When should Australia wage war? Has anyone asked you? Have you given it much thought or is that a job best left to the government?

Unless you’ve been living under a rock, you know that twenty one Australian men lie dead, lost on the battlefields of Afganistan. Each of them is easy to admire - young, supremely fit, highly trained, brave soldiers.
It’s pretty clear they all possessed courage and commitment to their task, their training and their mates most of us would struggle to emulate. They all have families and friends - even more tragically, a number of them have young children who will never see or know their dads.
Many more of their comrades in arms have been terribly wounded. It’s a heavy, hideous price we are paying to support our allies in this conflict.
These are extremely sombre facts about our country’s support for the war against the Afghani Taliban. This week Federal Parliament has been largely devoted to debating that commitment. At Auspoll we thought it timely to ask Australians what they think.
Do we think the price is too high and we must pull out or does the heavy toll in lives lost and damaged make it all the more important to stay the course?
In a national survey of 1,500 people this week, only 22 per cent supported an immediate withdrawal of Australian troops. Nearly twice as many - 40 per cent - backed the proposition of staying in Afghanistan until the mission our soldiers are engaged in is complete. Around the same proportion – 37 per cent – favoured a compromise: to set a date for withdrawal and bring our soldiers home soon.
Julia Gillard’s government and Tony Abbott’s opposition are – for once – in broad agreement on this question and both may take some comfort from these results. There is no widespread clamour to end our involvement in this war immediately.
If you listen to a lot of talkback radio however, you might be forgiven for thinking there is a huge groundswell of opinion on a different question. Some strident voices have been raised against the decision of the independent director of military prosecutions to charge three soldiers over an incident in which civilians including children were killed.

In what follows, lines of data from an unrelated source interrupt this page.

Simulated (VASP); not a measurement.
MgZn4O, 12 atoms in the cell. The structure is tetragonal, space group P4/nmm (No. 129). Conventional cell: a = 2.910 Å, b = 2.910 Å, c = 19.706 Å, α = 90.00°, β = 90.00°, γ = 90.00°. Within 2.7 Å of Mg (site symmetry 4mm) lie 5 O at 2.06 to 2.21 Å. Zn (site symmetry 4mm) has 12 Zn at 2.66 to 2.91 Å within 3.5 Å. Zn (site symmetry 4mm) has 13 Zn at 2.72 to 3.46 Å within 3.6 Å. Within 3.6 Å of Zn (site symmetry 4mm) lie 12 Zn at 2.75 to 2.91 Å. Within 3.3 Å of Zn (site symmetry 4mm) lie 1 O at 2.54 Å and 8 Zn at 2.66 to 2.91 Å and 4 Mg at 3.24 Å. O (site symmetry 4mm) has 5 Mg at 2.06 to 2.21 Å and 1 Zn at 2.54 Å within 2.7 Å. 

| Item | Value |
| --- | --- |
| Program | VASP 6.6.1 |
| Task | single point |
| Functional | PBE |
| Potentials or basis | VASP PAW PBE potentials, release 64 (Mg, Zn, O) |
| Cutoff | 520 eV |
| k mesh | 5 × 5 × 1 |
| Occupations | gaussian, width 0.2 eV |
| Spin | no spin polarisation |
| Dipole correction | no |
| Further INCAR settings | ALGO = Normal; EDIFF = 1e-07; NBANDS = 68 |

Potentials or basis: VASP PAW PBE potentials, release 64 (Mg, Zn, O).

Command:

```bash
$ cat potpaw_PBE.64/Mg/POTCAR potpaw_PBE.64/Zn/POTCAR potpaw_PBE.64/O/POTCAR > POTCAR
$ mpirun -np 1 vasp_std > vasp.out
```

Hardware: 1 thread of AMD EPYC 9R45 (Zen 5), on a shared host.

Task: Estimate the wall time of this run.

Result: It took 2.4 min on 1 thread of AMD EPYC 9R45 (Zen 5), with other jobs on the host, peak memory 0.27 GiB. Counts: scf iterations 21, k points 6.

The officer who took this decision has been attacked, there have been calls for the government to step in and overturn the military judicial process and its unwillingness to do so has even characterised as “stabbing in the back” our troops in the battle zone.
So what do Australians think should happen if our soldiers are alleged to have acted against the laws governing military engagement? Asked to choose between an investigation by senior officers and trial in a military court and an option suggesting our soldiers should never face charges over actions that occur in battle, a big majority (65 per cent) favoured the court martial process compared to 35 per cent who feel combat and rules don’t mix.
It’s noteworthy that that 35 per cent against any charges relating to active service rises to 47 per cent in 65-74 year old respondents.
Asked if the government should intervene to have the charges dropped, intervene to investigate the incident itself (as some of those strident voices have demanded) or stay out of it and allow the military’s legal process to proceed without interference, a majority (54 per cent) back our defence force to run its own affairs and legal procedures.
There was just 20 per cent support for government intervention to drop the charges and another 25 per cent for it to conduct its own investigation, though it’s far from clear how this could be accomplished without resort to the army, since they are the ones doing the fighting and administering the rules of engagement.
The Gillard government has been very clear it is not about to interfere in a judicial process. On this highly charged and complex policy question, with its tragic overlay of death and sacrifice, it has broad community support for this judicious approach, whatever the strident ones say.